One of the world’s largest accounting firms, Grant Thornton, has released its 2025 Manufacturing Benchmarking report, examining the financial data of 100 mid-sized Australian manufacturers. The food and beverage sector continues to stand out, leading in revenue growth across the wider industry.
Like most businesses across Australia, mid-sized manufacturers are in the midst of a cost-conscious and complex environment, navigating through supply chain constraints, cost pressures and global competition.
The latest data from Grant Thornton shows a story of innovation and adaption in the face of these challenges, with a group of top performers growing revenue more than six times faster than average, freeing up capital and allowing them to invest in automation, product innovation, and digital infrastructure.
The top manufacturers have continued to deliver strong results with 18 per cent sales growth, compared to the industry average of 3 per cent this year. In contrast to the wider industry, stronger performing manufacturers appear to be retaining more earnings.

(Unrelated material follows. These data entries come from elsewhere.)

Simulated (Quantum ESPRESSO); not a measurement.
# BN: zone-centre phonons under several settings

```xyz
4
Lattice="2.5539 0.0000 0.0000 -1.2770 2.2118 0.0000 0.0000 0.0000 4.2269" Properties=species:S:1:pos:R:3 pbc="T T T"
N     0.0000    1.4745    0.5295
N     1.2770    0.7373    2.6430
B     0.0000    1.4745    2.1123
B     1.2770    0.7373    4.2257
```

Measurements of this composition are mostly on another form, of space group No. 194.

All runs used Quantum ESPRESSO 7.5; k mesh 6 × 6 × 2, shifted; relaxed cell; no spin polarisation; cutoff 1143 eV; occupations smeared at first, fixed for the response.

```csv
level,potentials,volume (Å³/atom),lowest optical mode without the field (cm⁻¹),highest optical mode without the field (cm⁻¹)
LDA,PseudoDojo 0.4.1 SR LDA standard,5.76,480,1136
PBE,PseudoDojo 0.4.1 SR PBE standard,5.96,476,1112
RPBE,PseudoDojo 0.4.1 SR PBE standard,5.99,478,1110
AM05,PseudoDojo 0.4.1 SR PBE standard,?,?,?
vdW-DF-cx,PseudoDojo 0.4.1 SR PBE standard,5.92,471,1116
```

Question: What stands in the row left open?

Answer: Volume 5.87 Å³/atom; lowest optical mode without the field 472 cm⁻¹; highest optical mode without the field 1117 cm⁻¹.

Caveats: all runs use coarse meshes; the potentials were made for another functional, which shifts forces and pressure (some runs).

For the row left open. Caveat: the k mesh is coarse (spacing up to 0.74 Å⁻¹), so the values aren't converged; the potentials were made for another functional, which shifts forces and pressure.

However, while there’s growth in the sector for those focused on strategic priorities, it’s clear there is an overall softening in the sector reflective of a broader economic slowdown.
Manufacturers with revenue above $75 million have increased gross profit percentage from 31 per cent to 33 per cent, mirroring the top performer results, while businesses below $75 million experienced a sharp contraction in gross margin – from 36.2 per cent to 32.6 per cent.
EBITDA multiples have decreased to 8.3x, marking the manufacturing industry's second consecutive year of decline in EBITDA margins – now below those seen in 2022 – likely due to ongoing inflationary pressures impacting costs. Notably, EBITDA improved for businesses with revenue under $75 million, indicating strong cost management during the year, particularly given a decreased gross margin.
Grant Thornton national head of manufacturing, Michael Climpson, said the analysis showed that success in the industry hinges on the ability to manage cost pressures and complexity while continuing to invest in capability, innovation and technology.
“The current economic slowdown provides an opportunity to re-evaluate future strategies,” said Climpson.
“This could involve securing government grants for investments in technology and innovation, exploring new product lines and markets, or leveraging mergers and acquisitions to enhance scale and diversify operations.”
Source: Grant Thornton
Food and beverage sector
The food and beverage sector leads in revenue growth, outperforming the industry average by almost 11 per cent, achieving 13.9 per cent compared to the overall manufacturing average of 3.0 per cent.
The data indicates businesses positioned around health, sustainability, and innovation are capturing more market share and driving the food and beverage sector’s overall growth.
Climpson reiterated this, telling Food & Drink Business that growth is largely being driven by rising consumer demand for health-conscious, locally sourced and sustainable products.
“However, the subsector’s average EBITDA margin was significantly lower than peers at 3.6 per cent – a result influenced by a small number of companies experiencing significant losses,” said Climpson.
“When these large-loss outliers are excluded, the average EBITDA margin lifts to 14 per cent, outperforming the rest of the sector. This reflects stronger profitability across the broader cohort, particularly for businesses with established supply chains and scalable operations.”
The report also observed the disparity in EBITDA margin largely reflects the presence of many entrants striving to keep up with trends in consumer preferences. In contrast, well-established brands manufacturing more staple products continue to have greater control over price and cost management.
Climpson also noted the company’s data suggests that food and beverage manufacturers have continued to invest in production capability, with CAPEX sitting around 8 per cent of revenue – well above the industry average.
“While this figure is partially skewed by one outlier’s significant investment in land and buildings, the overall trend reflects ongoing investment in innovation and efficiency,” said Climpson.
“These investments are particularly important for subsectors like food and beverage manufacturing, where efficiency and responsiveness to consumer trends are critical.”